The school is one of 86 facing a federal compliance review for their handling of sexual assault misconduct.
Since the publication, UVA has faced strong student reactions and public scrutiny. More women have reported being sexually assaulted while in school, all Greek activity was suspended until January 9, students have led protests on campus, Phi Kappa Psi gave up its charter—essentially suspending itself—the fraternity's house was vandalized, and the school appointed an independent investigator to review the institution's policies and procedures.
Discrepancies in the story
The Washington Post conducted several interviews that led to doubts regarding significant details of Jackie's account, and many publications blasted Rolling Stone for failing to interview the accused attackers. Inconsistencies include that the name of one of her alleged attackers—who she says was a junior in 2012, a university lifeguard, and member of Phi Kappa Psi—matches a student in another fraternity. Phi Kappa Psi has not had a member by that name, nor did any members work at the aquatic center that year. Additionally, Phi Kappa Psi verified it did not hold any events the night in question.
Jackie continues to maintain a story very similar to the one in the Rolling Stone account.
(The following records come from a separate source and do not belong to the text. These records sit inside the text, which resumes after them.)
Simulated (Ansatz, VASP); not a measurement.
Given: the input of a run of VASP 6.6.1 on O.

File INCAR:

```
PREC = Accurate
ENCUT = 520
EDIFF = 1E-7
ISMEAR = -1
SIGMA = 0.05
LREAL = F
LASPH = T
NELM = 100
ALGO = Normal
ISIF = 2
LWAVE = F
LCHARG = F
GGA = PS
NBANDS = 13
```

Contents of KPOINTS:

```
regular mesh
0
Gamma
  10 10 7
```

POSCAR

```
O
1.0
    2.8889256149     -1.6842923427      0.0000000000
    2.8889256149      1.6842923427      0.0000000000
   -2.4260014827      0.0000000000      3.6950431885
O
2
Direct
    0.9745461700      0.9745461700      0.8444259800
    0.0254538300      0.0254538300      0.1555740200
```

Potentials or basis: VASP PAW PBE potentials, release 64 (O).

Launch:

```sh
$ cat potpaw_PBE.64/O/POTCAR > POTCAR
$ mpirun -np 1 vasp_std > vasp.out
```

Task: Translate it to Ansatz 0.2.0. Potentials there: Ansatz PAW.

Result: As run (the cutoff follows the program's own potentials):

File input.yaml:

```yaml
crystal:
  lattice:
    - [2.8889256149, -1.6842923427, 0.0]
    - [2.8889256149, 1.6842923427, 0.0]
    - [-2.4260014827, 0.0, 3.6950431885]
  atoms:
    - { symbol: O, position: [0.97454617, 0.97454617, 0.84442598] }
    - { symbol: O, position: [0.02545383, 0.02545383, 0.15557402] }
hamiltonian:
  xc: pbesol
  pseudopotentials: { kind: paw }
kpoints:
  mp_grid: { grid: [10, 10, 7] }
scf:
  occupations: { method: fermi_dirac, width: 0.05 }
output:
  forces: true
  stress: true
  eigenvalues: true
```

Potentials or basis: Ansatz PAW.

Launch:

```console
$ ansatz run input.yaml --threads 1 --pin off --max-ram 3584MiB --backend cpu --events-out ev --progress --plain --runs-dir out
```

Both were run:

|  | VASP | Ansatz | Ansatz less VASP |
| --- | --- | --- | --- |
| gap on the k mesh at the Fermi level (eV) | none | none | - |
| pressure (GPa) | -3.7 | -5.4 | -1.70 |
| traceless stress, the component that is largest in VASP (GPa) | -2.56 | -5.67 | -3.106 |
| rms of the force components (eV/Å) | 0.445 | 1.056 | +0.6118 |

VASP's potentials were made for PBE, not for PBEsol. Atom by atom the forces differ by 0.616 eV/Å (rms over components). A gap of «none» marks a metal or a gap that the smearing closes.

Will Dana, the magazine's managing editor, originally posted an apology to readers reading, in part, "In the face of new information, there now appear to be discrepancies in Jackie's account, and we have come to the conclusion that our trust in her was misplaced."
The statement has since been changed to place more blame on the publication itself, now reading: "We were mistaken in honoring Jackie's request to not contact the alleged assaulters to get their account... We should have not made this agreement with Jackie and we should have worked harder to convince her that the truth would have been better served by getting the other side of the story."
What this means for survivors
Research shows that only between 2% and 8% of rape allegations are unfounded, and victim advocates say they fear the ramifications of such a high-profile, potential example.
"The doubt cast on Jackie’s story has been feeding the myth that we have been combating for 40 years — that women lie about rape. And I feel that will put women at a disadvantage in coming forward," says Emily Renda, a sexual violence awareness expert at UVA.
Establishing anonymous sexual assault reporting
Other experts point out that discrepancies in the story do not necessarily mean Jackie was lying, but rather that trauma could be obscuring details in her mind.
David Cohen, associate law professor at Drexel University, said he cringed when reading the Washington Post article, saying it "read like they were cross-examining a criminal defendant."
"I'm very concerned that women on college campuses are going to be afraid that if they come forward, they won't be believed—and that they'll be interrogated by college administrators, the police, and any news outlets that pick it up," he says.
Related: Victim advocates services on campus
But other advocates express less concern. "One or a few faulty narratives, whatever the details in this particular case, do not call into question the substantial research evidence that campus sexual assault is a serious, chronic public health issue," says Bill Flack, associate psychology professor at Bucknell University and organizer of the national Faculty Against Rape group.
"The lesson for higher education... remains the same: solve the problem and do not get distracted by controversy about the truth or falsity of a news report," says Alan Berkowitz, a sexual assault prevention consultant.
UVA President Theresa Sullivan announced Friday that the university will continue work on "one of the most difficult and critical issues facing higher education today: sexual violence on college campuses." She went on to reaffirm that "the University remains first and foremost concerned with the care and support of our students and, especially, any survivor of sexual assault" (Shapiro, Washington Post, 12/5; Jaschik, Inside Higher Ed, 12/8; Mangan, Chronicle of Higher Education, 12/7).